I’m not quite sure where I got sidetracked on this whole obedience thing. Maybe it was growing up in the church, or maybe it was my family's influence. Maybe it was my reformer-type personality, or maybe it was my experiences in school with some pretty strong-willed teachers. I’m not really sure. It was probably a combination of all four! Somewhere along the way, I picked up on the message that obedience was a duty. The more obedient I was, the more value I had. I wanted to be perceived as being good, so I tried to be obedient. When I wasn’t, I didn’t always come clean; instead, I hid it. I also felt guilty, but not guilty enough to admit fault. It’s pretty obvious this wasn’t good for many reasons, but when this mindset takes root in our spiritual lives, it can be crippling.

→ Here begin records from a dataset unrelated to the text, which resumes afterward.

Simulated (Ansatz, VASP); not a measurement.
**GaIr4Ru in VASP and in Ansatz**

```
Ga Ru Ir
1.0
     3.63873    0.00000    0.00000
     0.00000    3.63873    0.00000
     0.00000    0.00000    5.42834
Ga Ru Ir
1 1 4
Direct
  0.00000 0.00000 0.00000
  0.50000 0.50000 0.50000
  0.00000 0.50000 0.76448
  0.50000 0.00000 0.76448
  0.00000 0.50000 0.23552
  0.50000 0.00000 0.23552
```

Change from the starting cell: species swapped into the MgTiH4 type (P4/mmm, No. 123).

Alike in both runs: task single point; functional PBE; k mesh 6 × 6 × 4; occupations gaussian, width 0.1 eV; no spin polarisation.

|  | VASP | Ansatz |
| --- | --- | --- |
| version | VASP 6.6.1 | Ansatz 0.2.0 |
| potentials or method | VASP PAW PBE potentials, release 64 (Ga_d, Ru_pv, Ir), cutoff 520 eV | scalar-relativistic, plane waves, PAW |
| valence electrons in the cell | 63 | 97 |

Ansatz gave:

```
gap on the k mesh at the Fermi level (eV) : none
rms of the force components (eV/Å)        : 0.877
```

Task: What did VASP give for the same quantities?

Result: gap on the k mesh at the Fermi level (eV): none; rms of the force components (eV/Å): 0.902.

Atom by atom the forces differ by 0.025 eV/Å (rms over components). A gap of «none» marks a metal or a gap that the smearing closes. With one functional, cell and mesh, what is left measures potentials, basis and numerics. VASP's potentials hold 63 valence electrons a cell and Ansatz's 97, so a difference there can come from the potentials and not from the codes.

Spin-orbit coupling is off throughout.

When obedience becomes a duty, dread creeps in. If we are not careful, unhealthy thoughts can fill our minds. “If I obey, what in the world will God ask me to do? If I obey, what will God ask me to give up?” When obedience is a duty, guilt takes over, often resulting in our hiding when we fail. Our worth becomes associated with our ability or inability to “follow the rules,” and God becomes that mean teacher watching and waiting for us to make a mistake. I seriously believe this is the work of the enemy. He doesn’t want us to step through the door of obedience because he knows that once we do, we will find invaluable treasures there.

This kind of reminds me of the game show, Let’s Make a Deal. Contestants must pick what’s behind Door 1, 2, or 3. They have no idea what is behind the doors. They just know if they pick the right one, they will win something of great value. There is much anticipation as the door opens and the contents are revealed. Sometimes contestants celebrate their choice; other times they leave the show feeling dejected. Unlike these contestants, however, when we open the door of obedience, we always win. Why? Because we already know what is on the other side! Unfortunately, sometimes we forget, and this loss of memory can prevent us from receiving the treasures awaiting behind the door of obedience.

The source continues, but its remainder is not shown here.